POMEGRANATE BAKED RICE AND ONIONS WITH DILL
This tangy-sweet casserole is adapted from Shimi Aaron, an Israeli chef also known for his elaborate chocolate babkas. In this colorful dish, a layer of short-grain rice studded with pine nuts and dill is bathed in pomegranate juice and honey, and topped with shingles of red and yellow onions. When it emerges from the oven, the onions glisten like jewels, and the rice is fragrant, tender and a little sticky. Serve this as a meatless main course with a crisp salad, or as scene-stealing side dish alongside a simple roast chicken or fish.
Provided by Melissa Clark
Categories casseroles, grains and rice, main course
Time 2h30m
Yield 6 servings
Number Of Ingredients 14
Steps:
- Heat oven to 400 degrees and lightly butter a 9-by-13-inch baking dish or large, shallow gratin dish.
- Coarsely chop one of the yellow onions. Cut the remaining yellow and red onions from root to stem into ¾-inch-thick wedges and set aside.
- In a large skillet over medium-high heat, combine chopped yellow onion, 2 cups water and a pinch of salt. Bring to a simmer and cook, partly covered, until onions are very tender, 15 to 20 minutes. Drain onions, saving the onion broth. (You should have about ¾ to 1 cup broth.) Transfer onions to a bowl, and set aside broth and onions.
- In the same skillet (no need to clean it), melt 6 tablespoons butter over medium heat. Add pine nuts and cook, stirring constantly, until golden brown, about 2 to 4 minutes. Stir in shallots and cook until tender, 4 to 6 minutes longer.
- Add rice and cooked chopped onion. Stir in baharat, 1 teaspoon salt and 3 tablespoons onion broth. Cook, stirring occasionally, until rice softens slightly and absorbs most of the liquid, about 15 minutes. If the mixture starts to stick to the pan, add another tablespoon or two of onion broth.

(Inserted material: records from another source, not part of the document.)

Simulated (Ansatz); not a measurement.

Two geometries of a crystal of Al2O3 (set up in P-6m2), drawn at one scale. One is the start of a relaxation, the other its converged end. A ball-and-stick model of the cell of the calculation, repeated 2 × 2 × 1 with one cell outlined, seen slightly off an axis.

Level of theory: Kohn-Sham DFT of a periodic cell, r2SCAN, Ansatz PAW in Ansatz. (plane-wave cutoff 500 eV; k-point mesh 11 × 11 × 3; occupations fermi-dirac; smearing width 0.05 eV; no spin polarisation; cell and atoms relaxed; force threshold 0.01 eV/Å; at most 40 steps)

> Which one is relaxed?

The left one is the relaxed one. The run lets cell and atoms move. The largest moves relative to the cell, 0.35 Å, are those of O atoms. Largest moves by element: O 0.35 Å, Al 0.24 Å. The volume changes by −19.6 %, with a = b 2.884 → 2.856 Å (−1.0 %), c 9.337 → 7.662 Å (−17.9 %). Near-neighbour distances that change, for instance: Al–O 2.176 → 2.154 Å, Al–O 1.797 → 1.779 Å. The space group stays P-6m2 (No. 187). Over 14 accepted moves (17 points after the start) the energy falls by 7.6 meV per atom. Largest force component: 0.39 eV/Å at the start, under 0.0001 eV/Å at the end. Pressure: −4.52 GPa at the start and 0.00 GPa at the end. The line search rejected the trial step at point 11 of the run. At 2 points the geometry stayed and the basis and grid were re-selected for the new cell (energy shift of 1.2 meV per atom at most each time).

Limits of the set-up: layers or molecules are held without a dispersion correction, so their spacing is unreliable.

- Stir in dill. Spoon rice mixture into the prepared baking dish in an even layer. Shingle onion wedges on top, alternating between red and yellow onions.
- In a medium mixing bowl, whisk together pomegranate juice, olive oil, honey, pepper, remaining ¾ teaspoon salt and ½ cup onion broth. Pour over the onions and rice.
- Cover pan with foil and bake for 50 minutes. Uncover pan and continue to bake until the rice is tender and onions are soft, glossy and sticky, about 35 to 45 minutes longer. Serve with yogurt, if you like, and more dill.